Saturday, January 29, 2011

Sauerkraut


Sauerkraut is one of my favorite winter foods.   It's not rocket science to make, nature does all the work and it is delicious either hot in a reuben or cold with a fork right out of the jar.  Even my kids will eat it in a reuben.  I also like it on salads or as a coleslaw base.   Moosewood has a fabulous recipe for an Apple Sauerkraut Casserole in their Enchanted Broccoli Forest cookbook  (link below).  We like it with crispy polish sausage. [We fry the sausage to get as much fat out of it as possible.  Also, it's just better crispy.]

Sauerkraut happens by way of lactic fermentation. This is not the type of fermentation that makes alcohol.   Here is an interesting site on the benefits of lactic fermentation in food and they have recipes.

To make your own sauerkraut, all you have to do is take your regular every day type cabbage from the grocery store and shred it, salt it, pound it and let it sit for 3-4 weeks.   Easy.

Here is a step by step of how we do it:

1.  Get cabbage.   They say late season cabbage is the best and since I'm too busy doing other foodie things all summer and fall, winter is the first chance I have to think about doing sauerkraut.  I'm figuring that the only cabbage you can get at the grocery store in December is the late season kind.  

2.  Weigh the cabbage so we can figure out how much salt we need to use.    Figure on 1 Tablespoon of salt per pound - or about 2 Tablespoons for a regular head.

3.  Shred.  I do this by hand but you can use a food processor.  You get longer shreds if you do it by hand.  You're supposed to shoot for 1/16th of an inch shreds.  I shoot for 1/8th inch and try not to cut myself.  

4.  Salt.   We put all of the shreds in a nice huge bowl and salt it, then mix it up well.   Things should start to ooze.   Ooze is good.

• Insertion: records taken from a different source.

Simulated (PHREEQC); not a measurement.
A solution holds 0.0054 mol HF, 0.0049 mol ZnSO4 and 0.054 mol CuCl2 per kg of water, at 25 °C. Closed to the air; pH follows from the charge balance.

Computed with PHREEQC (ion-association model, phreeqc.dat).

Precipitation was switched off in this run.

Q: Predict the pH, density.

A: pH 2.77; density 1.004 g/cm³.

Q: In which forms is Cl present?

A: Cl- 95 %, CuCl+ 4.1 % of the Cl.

5.  Pound the living snot out of the cabbage.   Do Not Pound In A Glass Bowl.  [Don't ask me how I know.]  We transfer the salty cabbage to an empty plastic ice cream bucket and use a potato masher to pound.    It is loud.  It takes some time and patience.   I use this opportunity to work out anxiety or perhaps some less than kind feelings about someone in my life.  We pound until the juice covers the cabbage.

6.  Put into jars, leaving about 1 1/2 inches of headroom.  Juice should cover the top of the kraut.  The headroom is important.   As the fermentation occurs, little bubbles push the contents up a bit and if the jars are packed to the top, things will overflow.   I know this from experience.

Ready to eat now!
7.  Put lids on the jars but don't screw them down tightly.  Air is good. Also, the ability for little bubbles to escape is good.   If they can't escape, the jars might explode.  Seriously.  This is not something we want to experiment with. 

8.  Put jars in a plastic bucket to catch any accidental overflow and then tuck it away in a cupboard where it won't freeze.   We left ours in our jelly cupboard this year and it ripened a week faster [in 3 weeks] than when we put it in our mudroom where the temp is much lower [4 weeks]. 

9.  Notes:  Sauerkraut overflow smells like farts.   We clean it up and the smell goes away.


7 comments:

  1. Okay, this is so cool. I am freaking loving this blog (And freaking is highest compliment from me.) I can't wait to see what you come up with next.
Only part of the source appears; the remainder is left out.